Sorry if I misled you. It’s still a great video, but it’s an advert, not a fan-made video, and you should probably know that going into it.

  • "We've seen this all before… [but] these Smule globes seem strangely different and much more interesting, largely I think because you hold the phone in your hand instead of the laptop or monitor on your desk. It's a more personal, touched engagement with the screen that makes visualizing an earth-spanning army of phone lighters and flute blowers more physically personal."
  • "But succeed or fail, my awareness of game design is omnipresent, and I like it that way. It enriches my experience of playing. The in-world experience remains my first thought, but my second thought is nearly always focused on the system, especially when that system demonstrates originality or beautiful execution. I don't think I'm the only gamer who behaves this way." No, but it requires a certain degree of awareness of the medium to think about the second; the first is much more immediate, and the second is about an engagements with games, rather than a particular game.
  • "If I only have so many hours in the day to devote to genuinely insightful things, Gladwell’s track record screams at me to ignore Outliers. At least for now. At least until I’m stuck on a cross-country flight, liquored up, and ready for a good fight." Jack Shedd is bored of anecdotes.
  • "This is a lexicon of terms relating to John Horton Conway's Game of Life." Very comprehensive, with lots of examples.
  • Ignoring the background music and a lot of Trajan, I really like this series of pictures from Brooks Reynolds; particularly, his use of lighting and depth of field. I'm a big fan of concept-series; they tend to be more than a sum of their parts.
  • I don't care that it's not playing the game or anything, there is no way in the world that this is anything less than super-awesome.

Guitar Hero II screengrab

This is the first an (hopefully) recurring series on Infovore, in which I write about, well, great gaming moments in whatever I’m playing at the time – current or otherwise. Let’s hope I can keep it up…

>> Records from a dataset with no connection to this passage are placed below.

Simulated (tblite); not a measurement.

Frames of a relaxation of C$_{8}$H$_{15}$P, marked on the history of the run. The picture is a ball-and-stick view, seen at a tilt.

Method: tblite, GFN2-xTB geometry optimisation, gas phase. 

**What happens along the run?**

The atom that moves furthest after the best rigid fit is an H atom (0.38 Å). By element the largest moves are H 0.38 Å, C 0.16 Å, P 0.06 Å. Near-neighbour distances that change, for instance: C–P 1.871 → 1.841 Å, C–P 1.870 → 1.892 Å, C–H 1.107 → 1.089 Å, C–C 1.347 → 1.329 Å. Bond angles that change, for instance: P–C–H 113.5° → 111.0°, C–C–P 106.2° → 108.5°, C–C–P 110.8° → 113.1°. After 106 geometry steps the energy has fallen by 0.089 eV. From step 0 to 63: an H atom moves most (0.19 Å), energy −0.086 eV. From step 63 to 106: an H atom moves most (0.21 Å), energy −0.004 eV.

Guitar Hero was my favourite game of 2006. No question of that. A wonderful, empowering, hugely satisfying experience that cried out to be played for the sake of it. The sequel, released at the end of last year, is at least as good. It suffers by not being the first, not having the wonderful new-ness the first game brought to the market, but it’s more attractive, more polished, has much better note-detection, and a swathe of new features.

And, finishing it for the first time this morning, it brought my first “great gaming moment” of this year.

Before we go on, a note on the slightly altered structure of GHII. To progress through the game, you play gigs of songs; complete a whole gig and you can move on to the next set of songs at the next venue. Obviously, they get progressively harder. In GH, it was only necessary to complete either four or five (out of five) in the set, dependent on difficulty level, in order to progress.

GHII roughly sticks to that, but with a twist: it only lists four songs in the group. When you complete the final song necessary to progress, the camera lingers on your gig, and the audience start chanting, demanding an encore. And the game ask you if you want to give them one. Of course, you click yes, and wait for the game to load a song that’ll be a complete surprise to you.

It doesn’t really affect how the game plays, but it adds to the experience – of being a rock god – so much. So: to return to my story.

The greatest moment in the game is the final encore. It’s the final gig. You’ve shredded your way through four hellish solo-heavy songs, playing a special gig at Stonehenge. And the crowd start clamouring for an encore. But this time around, they’re not chanting indecipherable words, oh no.

It’s quite clear what they’re yelling.

“Freebird! Freebird!”

They want you to play Freebird.

And up pops the game. “The audience are demanding Freebird! Will you give it to them?”.

You hit Yes.

“You’re really going to play Freebird?”

Yes.

“You’re definitely sure about this?”

Yes. Got to love the game’s sense of humour.

Practice mode, Guitar Solo i is what you’re looking for, says the loading screen. It turns out that it’s not lying.

If I leave here tomorrow…“. I stand in my living room, tapping out that wonderful acoustic first section, as hundreds of little computer people wave their lighters in the air. Crudely rendered they may be, but it’s a magical moment.

And then the tempo picks up, and the shredding begins.

It’s all over only a few minutes later. The grin is still on my face; it’s a hectic, exciting series of solos that rattle your wrists. As I write this, that grin is returning to my face, honestly.

It’s the most majestic pay-off. Two games, and seventy-odd songs later, the audience inside my PS2 are clamouring for one last song. They know exactly what song they want to hear. And finally, I can play it for them. That one moment – that’s Guitar Hero II in a nutshell: charming, exhilirating, a masterpiece of challenge-and-reward.

I have to go now. I can hear the crowd calling again.